As passive aggressive conversation openers go, that’s right up there, to which the only sane answer is: “hell no”. My wife has a slightly friendlier version: “the only thing I would say here is … “. In reply I’ve got fond of saying “Thanks for the feedback” , with just a hint of passive-aggression, which does go to show what a minefield this whole thing is. Anyway I digress. Feedback.
Over the last 5+ years I’ve gone from thinking that feedback is the world’s biggest untapped resource to thinking it’s a total waste of time and pretty much everywhere in between. Here I‘ll lay out why that is and finish with three clear actionable positive lessons that I have learnt for how to do it, if not perfectly, then just a little better.
Feedback as the world’s most untapped resource.
Your perspective is incredibly narrow and limited, and your experience usually a tiny fraction of the accumulated experience of those around us. Yet for each of us our perspective is all there is and our psychology actively tries to hide from us the limitations this brings.
Being let in on the secret of how other people view and perceive our efforts is like having access to a secret code. After all , excellence in things like tennis, chess, dance, acting can’t be achieved without a lot of coaching and feedback – couldn’t we all benefit from this in our own lives.
We all have blind spots, big ones, and having them filled is like a superpower – like having huge holes in our vision plugged, big gaps in our understanding of the world filled in, which could help us avoid those costly mistakes we keep making.
As Mark Twain said – “it ain’t what you don’t know that gets you, it’s what you know for sure that just ain’t so”. Feedback can help us get on top of the things we know for sure that just ain’t so.
This paradigm of feedback was popularised around 5 years ago by Kim Scott’s Radical Candour and Ray Dalio’s Radical Transparency at Bridgewater Associates. But has this idea peaked? I think it may have.

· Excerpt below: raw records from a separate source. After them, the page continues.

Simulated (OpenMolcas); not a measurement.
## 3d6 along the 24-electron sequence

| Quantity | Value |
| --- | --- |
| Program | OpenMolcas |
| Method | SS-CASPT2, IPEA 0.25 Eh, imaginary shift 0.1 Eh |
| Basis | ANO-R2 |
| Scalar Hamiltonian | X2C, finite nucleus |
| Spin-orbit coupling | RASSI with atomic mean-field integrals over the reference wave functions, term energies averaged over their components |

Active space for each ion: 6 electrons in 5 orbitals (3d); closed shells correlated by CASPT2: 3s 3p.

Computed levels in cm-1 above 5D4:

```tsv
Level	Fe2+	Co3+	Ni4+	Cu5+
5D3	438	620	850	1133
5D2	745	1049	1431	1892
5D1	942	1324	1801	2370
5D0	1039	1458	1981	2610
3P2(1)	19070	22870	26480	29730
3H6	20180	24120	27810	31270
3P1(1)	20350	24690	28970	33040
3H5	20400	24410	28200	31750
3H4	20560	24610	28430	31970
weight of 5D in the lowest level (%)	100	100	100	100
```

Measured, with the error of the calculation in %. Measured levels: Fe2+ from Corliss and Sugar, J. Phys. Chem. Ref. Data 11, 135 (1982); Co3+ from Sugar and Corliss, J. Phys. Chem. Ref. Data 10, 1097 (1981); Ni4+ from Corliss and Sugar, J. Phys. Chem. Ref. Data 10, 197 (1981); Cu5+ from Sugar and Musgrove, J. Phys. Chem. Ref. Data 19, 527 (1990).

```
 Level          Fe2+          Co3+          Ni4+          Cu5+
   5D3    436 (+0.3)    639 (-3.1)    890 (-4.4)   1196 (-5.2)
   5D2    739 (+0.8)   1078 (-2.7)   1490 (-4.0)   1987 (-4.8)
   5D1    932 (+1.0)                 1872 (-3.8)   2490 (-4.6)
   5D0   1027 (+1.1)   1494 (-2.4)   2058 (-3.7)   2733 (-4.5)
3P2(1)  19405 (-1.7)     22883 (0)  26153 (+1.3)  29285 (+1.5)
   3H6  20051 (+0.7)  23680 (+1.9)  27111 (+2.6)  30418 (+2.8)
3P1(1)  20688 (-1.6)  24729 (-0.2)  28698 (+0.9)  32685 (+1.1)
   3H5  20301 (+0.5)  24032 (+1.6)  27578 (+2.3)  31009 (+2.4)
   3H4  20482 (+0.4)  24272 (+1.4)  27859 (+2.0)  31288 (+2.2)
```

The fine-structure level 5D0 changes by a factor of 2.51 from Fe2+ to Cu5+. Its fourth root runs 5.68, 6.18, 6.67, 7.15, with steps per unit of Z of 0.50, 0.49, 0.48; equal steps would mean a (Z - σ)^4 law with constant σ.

Feedback as a waste of time
The first issue I’ve found with feedback is purely practical. No-one really wants to give it and no-one really wants to receive it, at least not in helpful ways. We’re social animals, primed for conformity and promoting good harmonious relations with each other while steadily climbing the social pecking order. Real honest feedback risks flying in the face of all that. This makes it hard, hard psychological work, so it doesn’t get done, and is often poorly rewarded – or penalised -even when it is.
So trying to create a market in something for which there are no buyers and sellers is going to be a fool’s errand, but my issue with feedback goes much deeper than that.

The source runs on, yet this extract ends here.